Why set random seed for data augumentation? If I did not, the loss jumped by 1000+ after one epoch in SSD box detction

I already solved this problem code wise, but I don’t know why what I did worked and want an explanation.

I was doing SSD bounding box detection and loss was okay in the first epoch. Then in the second epoch, it suddenly jumped to 5000-10000 range. This loss jump was coming from my loss function for the location of bounding box, meaning x y coordinates of where the object is; loss function for labeling, classifying the class of the object being detected was okay, going down gradually as expected
I figured out that if I don’t do data augmentations like random flip, random crop, random hue change and stuff of those sorts in my data loader, the loss for xy coordinates doesn’t go crazy. Then I set the random seed and enabled data augmentation, and it also worked fine and loss was stable.

torch.manual_seed(1234)
np.random.seed(1234)
random.seed(1234)

Could anyone explain to me what is going on?

What happens, if you change the seed to another number?
I assume you got lucky with this seed and the training might be generally unstable, which is a bad sign. :confused:

Thank you so much for your reply.
I changed the seed from 1234 to 12345 and it is working just as fine.
Below is the loss at the beginning of the 2nd epoch, before, meaning before setting seed values, it was in the range of 5000 to 10000. Now, it is slightly below the loss for the first epoch, which is exactly what I expect it to be.
I guess setting any kind of seed number is important for data augmentation that uses random number generator. I am not quite sure why.

image

Thanks for the update!
It would still be interesting to see a few runs for different seeds.

I did another random number and it was very stable learning curve and detection was not that terrible although I think I need a few more epochs.
What I dont understand is that the loss jumped from the second epoch, when I did not set the seed, but was rather stable in the first round? Why would this be?

torch.manual_seed(12241251)
np.random.seed(12241251)
random.seed(12241251)

image
image

Different seeds might create “lucky” or “bad” runs.
Usually, it’s a bad sign if only a specific seed is letting your model train properly while others fail.

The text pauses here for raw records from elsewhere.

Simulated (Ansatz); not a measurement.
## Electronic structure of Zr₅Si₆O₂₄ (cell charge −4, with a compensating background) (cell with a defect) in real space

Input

If you are seeing the loss explosion for all (or the majority) of vanilla runs, and observe proper training for seeding the code with random values, this might be some bug I cannot explain, and we would need to dig into it.

Could you create an executable code snippet, which would demonstrate the observed behavior?

I am sorry for the late response.
I found some questionable codes in my program, and I am now looking into it. But I am thinking the weird behavior might be due to this issue.
However, thank you for your engagement.